Growing Up is Hard to Do: A book for young people & adults about sexual health

This book emerged from a series of workshops with young people at Platform One, South London from 1998-99, and was coordinated by the Young People’s Health Project led by Michael Hamilton. Young people’s experience of sexual health is relatively similar despite cultural, class, educational, racial and gender based differences, yet many sexual promotion campaigns and sex education programmes are not inclusive. A lack of knowledge about sexual health, such as knowledge of one’s body, safe sex practices, sexuality and understanding trust, responsibility and love in relationships is often perpetuated by myths from a cultural perspective. In the absence of safe forums and spaces amongst culturally diverse communities, families and peer groups to discuss sexual health informatively, many of these myths continue to circulate.



Sessions included debates, exercises and creative writing where these themes and questions were explored, such as: How does Black popular culture affect how young Black people define themselves? How are racist stereotypes about Black male and female sexuality internalised by young Black people and played out in relationships? How is their sexuality affected by the emotional context? What are the most effective and relevant contexts for agency and knowledge about sexual health? 
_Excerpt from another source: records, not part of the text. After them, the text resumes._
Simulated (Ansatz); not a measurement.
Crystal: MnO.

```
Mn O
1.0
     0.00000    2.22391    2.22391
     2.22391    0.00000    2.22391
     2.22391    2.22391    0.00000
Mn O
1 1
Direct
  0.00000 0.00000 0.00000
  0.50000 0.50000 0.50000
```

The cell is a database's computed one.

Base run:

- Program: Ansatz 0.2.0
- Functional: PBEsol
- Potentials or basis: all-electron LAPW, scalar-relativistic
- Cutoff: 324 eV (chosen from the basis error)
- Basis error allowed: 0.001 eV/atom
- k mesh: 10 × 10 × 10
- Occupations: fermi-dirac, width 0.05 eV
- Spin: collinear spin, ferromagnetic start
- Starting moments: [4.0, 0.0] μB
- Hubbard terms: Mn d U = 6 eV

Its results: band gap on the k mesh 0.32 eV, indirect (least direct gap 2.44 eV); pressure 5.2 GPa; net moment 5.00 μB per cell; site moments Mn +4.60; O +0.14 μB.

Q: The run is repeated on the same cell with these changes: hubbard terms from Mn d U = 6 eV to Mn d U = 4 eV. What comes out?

This was partially addressed by presenting a Black male and female nude body in a non-pornographic context, where Ajamu and Jumoke as models return the gaze to the viewer in Dave Lewis’s black & white photographs. Young Black ‘baby mothers and fathers’ are also affected by the same ‘social exclusion’ affecting the Black communities in education, employment, housing and health. Young Black people come from families with cultural traditions, practices and beliefs passed down over generations. The book therefore includes transcribed interviews with parents and grandparents talking about their experience of sex and sexuality growing up in the Caribbean and England. As well as poetry, prose, oral testimonies, there is an A to Z of sexual health, several interactive exercises that young people and families in the Black communities can explore together. 

In a consumer society where youth culture has become a commodity, it was clear from the process creating this publication that the desire to love and be loved in relationships based on mutual respect, trust and responsibility remain important for young people as they always have been.